Work in progress

Work in progress

Rodin and the ambassadors

Works in Progress, Rodin and the Ambassadors examines the way in which Rodin’s work is perceived and strives to show not only how his sculpture developed but also how it was and continues to be reinterpreted. The exhibition compares 100 or so works by Rodin (1840-1917) with about 30 post-1945, modern and contemporary works.

AN UNPRECEDENTED APPROACH

This unprecedented approach sets Rodin’s works in the context of critical analysis made since the postwar period. It considers both acclaimed pieces such as The Age of Bronze, The Kiss, Balzac and Walking Man and models found in his studio after his death. Much has since been learnt from studies of these models. A reassessment of Rodin’s art naturally stems from the work of critics, art historians and curators who have introduced the public to an enriched oeuvre by including the plasters, fragmentary figures and assemblages. A sort of work in progress, Rodin’s creativity draws on a tradition that he made his own while transforming his studio into a vast recycling and rehabilitation workshop, as well as using his own sculpture as a matrix to be endlessly reproduced, reborn, reassembled and recomposed.

 

A NEW WAY OF LOOKING

This reappraisal of Rodin’s work also owes something to art, i.e. the production of several artists from the postwar period to the present day. Their preoccupations – not only with material and modelling but also with highlighting fragments or combining different components – have had repercussions on the manner in which Rodin is considered and contemporary art is viewed. From Marcel Duchamp (1887-1968) to Urs Fischer (born 1973), each of these artists has become an “ambassador” for a certain way of looking at the world, at art, at present and past works.

 

AN EXHIBITION IN 11 SECTIONS

Aligning itself with the processes used in sculpture, such as choice of material, finishing, polishing, assemblage or series, to name just a few, the exhibition does not seek to establish links or affiliations but rather to question notions of permanency, variations and shifts in meaning. The choices made – an exhibition in 11 sections and the selection of works by Rodin and 21 other artists to be displayed – are intended to create a contrast, a certain tension, between them, without seeking historic or formal justifications.
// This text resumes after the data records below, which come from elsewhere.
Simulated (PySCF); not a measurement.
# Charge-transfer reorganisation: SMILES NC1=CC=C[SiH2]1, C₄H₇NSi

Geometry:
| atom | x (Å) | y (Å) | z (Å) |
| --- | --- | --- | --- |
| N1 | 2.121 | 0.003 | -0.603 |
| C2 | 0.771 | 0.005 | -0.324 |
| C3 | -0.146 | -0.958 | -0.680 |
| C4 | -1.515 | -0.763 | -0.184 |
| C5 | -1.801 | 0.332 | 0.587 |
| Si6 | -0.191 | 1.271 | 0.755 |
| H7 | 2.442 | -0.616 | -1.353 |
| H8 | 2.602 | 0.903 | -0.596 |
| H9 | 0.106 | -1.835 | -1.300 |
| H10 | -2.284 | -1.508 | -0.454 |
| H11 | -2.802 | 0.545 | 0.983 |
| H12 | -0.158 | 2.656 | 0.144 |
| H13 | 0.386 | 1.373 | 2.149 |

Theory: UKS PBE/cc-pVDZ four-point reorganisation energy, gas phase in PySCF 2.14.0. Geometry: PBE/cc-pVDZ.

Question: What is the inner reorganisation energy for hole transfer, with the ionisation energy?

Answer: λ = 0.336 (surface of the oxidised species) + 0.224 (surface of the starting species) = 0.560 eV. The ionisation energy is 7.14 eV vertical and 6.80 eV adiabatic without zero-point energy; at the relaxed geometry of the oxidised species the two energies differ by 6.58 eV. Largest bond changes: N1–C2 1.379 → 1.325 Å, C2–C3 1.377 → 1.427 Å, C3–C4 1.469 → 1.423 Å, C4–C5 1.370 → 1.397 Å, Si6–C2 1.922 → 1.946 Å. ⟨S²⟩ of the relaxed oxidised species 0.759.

Take, for example, Rodin’s assemblages exhibited opposite Bruce Nauman’s Butt To Butt, or Balzac’s Dressing Gown standing face to face with Joseph Beuys’ The Skin, or, in the “Series and Variations” section, the 28 busts executed for the portrait of Georges Clemenceau shown alongside the 64 wax sculptures that make up Ugo Rondinone’s Diary of Clouds.

The exhibition continues in the main courtyard of the Hôtel Biron, where three monumental works by Urs Fischer in cast aluminium will be exhibited for the first time outdoors between The Thinker and The Gates of Hell.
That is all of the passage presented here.